G083525N: Evolutionary partial differential equations with strong singularities

The analysis of singularities is a vital part of the modern theory of partial differential equations. Often it concerns finding the fundamental solution of a boundary value problem by taking the delta distribution as the source term or studying the singularities of solutions to partial differential equations.

In this research project, we focus on singularities in the coefficients of the equation. Such types of singularities naturally arise in many physical models, e.g. by jumps in material densities or in other physical quantities. These quantities may be further differentiated or multiplied and so complicating the type of singularity even further. The bottleneck is that, by the Schwartz impossibility result, the equation cannot be interpreted in a distributional sense. With aid of the promising notion of a very weak solution developed by Garetto and Ruzhanksy (Hyperbolic second order equations with non-regular time dependent coefficients. Arch. Rat. Mech. Anal., 217(1), 113–154, 2025) , such equations can be rigorously analysed even if the distributional interpretation of equations does not make sense.

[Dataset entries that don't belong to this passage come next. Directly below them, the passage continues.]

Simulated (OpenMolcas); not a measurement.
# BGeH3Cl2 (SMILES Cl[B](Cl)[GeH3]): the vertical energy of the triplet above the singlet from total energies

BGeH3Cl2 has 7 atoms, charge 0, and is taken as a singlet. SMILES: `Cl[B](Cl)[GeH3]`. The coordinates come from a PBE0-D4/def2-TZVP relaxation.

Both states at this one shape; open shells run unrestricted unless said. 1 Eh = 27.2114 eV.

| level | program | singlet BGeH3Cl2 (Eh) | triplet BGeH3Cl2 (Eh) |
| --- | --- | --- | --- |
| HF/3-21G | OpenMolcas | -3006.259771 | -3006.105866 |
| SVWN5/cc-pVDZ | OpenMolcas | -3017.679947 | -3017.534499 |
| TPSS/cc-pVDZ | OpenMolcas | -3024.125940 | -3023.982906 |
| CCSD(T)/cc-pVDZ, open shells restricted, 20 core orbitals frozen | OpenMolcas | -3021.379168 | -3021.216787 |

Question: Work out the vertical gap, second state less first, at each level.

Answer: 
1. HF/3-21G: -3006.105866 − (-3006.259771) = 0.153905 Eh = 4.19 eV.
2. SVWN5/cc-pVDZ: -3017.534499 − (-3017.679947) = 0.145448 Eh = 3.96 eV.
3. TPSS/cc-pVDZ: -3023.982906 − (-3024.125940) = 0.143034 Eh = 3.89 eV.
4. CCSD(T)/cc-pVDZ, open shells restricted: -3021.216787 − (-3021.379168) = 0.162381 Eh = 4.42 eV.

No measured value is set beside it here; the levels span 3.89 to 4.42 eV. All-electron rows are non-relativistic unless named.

The main aim of this challenging and ambitious project is to further explore and deepen the powerful machinery for dealing with PDEs with (strong) singularities. The goal of the project is to advance the development of a general well-posedness theory for linear and nonlinear initial-boundary value problems with strong singularities and to analyse the quantitative behaviour of very weak solutions. As applications, we target coupled problems, contact problems, and inverse problems.